WHY does multiprocessing not work properly in `__main__.py`

The following is the first example in “multiprociessing” page of Python doc.

from multiprocessing import Pool

def f(x):
    return x*x

if __name__ == '__main__':
    with Pool(5) as p:
        print(p.map(f, [1, 2, 3]))

I have a project root with directory:

-- __main__.py
-- file.py

Copy paste the above example code into each file.

Running python file.py or python -m file works; prints [1,4,9].

But running python foo or python -m foo doesn’t. And will actually trap you in an “infinite KeyboardInterrupt loop” or something:

AttributeError: Can't get attribute 'f' on <module '__main__' (built-in)>
--- Ctrl + C ---
Process SpawnPoolWorker-8:
Process SpawnPoolWorker-7:
Process SpawnPoolWorker-6:
Process SpawnPoolWorker-5:
Process SpawnPoolWorker-4:
<Some multi-line TraceBack>
--- Ctrl + C ---
And you are stuck forever with "Process SpawnPoolWorker-N" where N keeps increasing.

I just want to know why __main__.py is considered a special case.

From the “Using a pool of workers” section there is a note:

This means that some examples, such as the multiprocessing.pool.Pool examples will not work in the interactive interpreter.

I know that __file__ doesn’t exist in an interactive interpreter:

> python
# enters interpreter
> __file__
NameError: name '__file__' is not defined

but it exists when running a file with python path/to/file.py

So I wondered if __main__.py is somehow treated as an interpreter, but obviously it’s not and prints the path to the file: path/to/__main__.py.

Please tell me what’s going on. I mean, if this multiprocessing package is treating __main__.py differently, it should say somewhere in the documentation. Or if there is a page that explains how __main__.py is treated differently which could cause multiprocessing package to treat it differently and I missed it.

I’ve read a doc page on __main__ but it doesn’t point out any edge case of __main__.py.

I’m dying to know please help.

When a script is run directly, __name__ is set to __main__, whereas when that same script is imported __name__ is set to the script’s name minus the extension. Therefore, if you name the script __main__, there’s no way it can tell whether it was called directly or imported.

The multiprocessing module imports the script in the subprocesses it starts, so any initialisation that should be done only in the main script and not in the subprocesses should be protected by the if __name__ == '__main__': idiom. Naming the script __main__ will lead the subprocesses to think they are the main process and should start new subprocesses.

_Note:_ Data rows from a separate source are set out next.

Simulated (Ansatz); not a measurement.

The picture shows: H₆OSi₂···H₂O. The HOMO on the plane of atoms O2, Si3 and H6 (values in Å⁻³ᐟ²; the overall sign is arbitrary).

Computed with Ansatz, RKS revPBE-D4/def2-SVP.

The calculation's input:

I guess this explains why I get Process SpawnPoolWorkder-N where N continues to increase when I try to Exit, and why I can’t exit from this. Python “multiprocessing” doc warns about this:

(If you try this it will actually output three full tracebacks interleaved in a semi-random fashion, and then you may have to stop the parent process somehow.)

It’s interesting how naming a file __main__.py has the same effect as not having the “main guard” (if __name__ == "__main__". I guess it’s because when a subprocess is created, the __name__ for that subprocess would be "__main__" if the file name is __main__.py but for file.py, __name__ == "__main__" only when run as a top level script, but when multiprocessing spawns a subprocess, __name__ is file or something?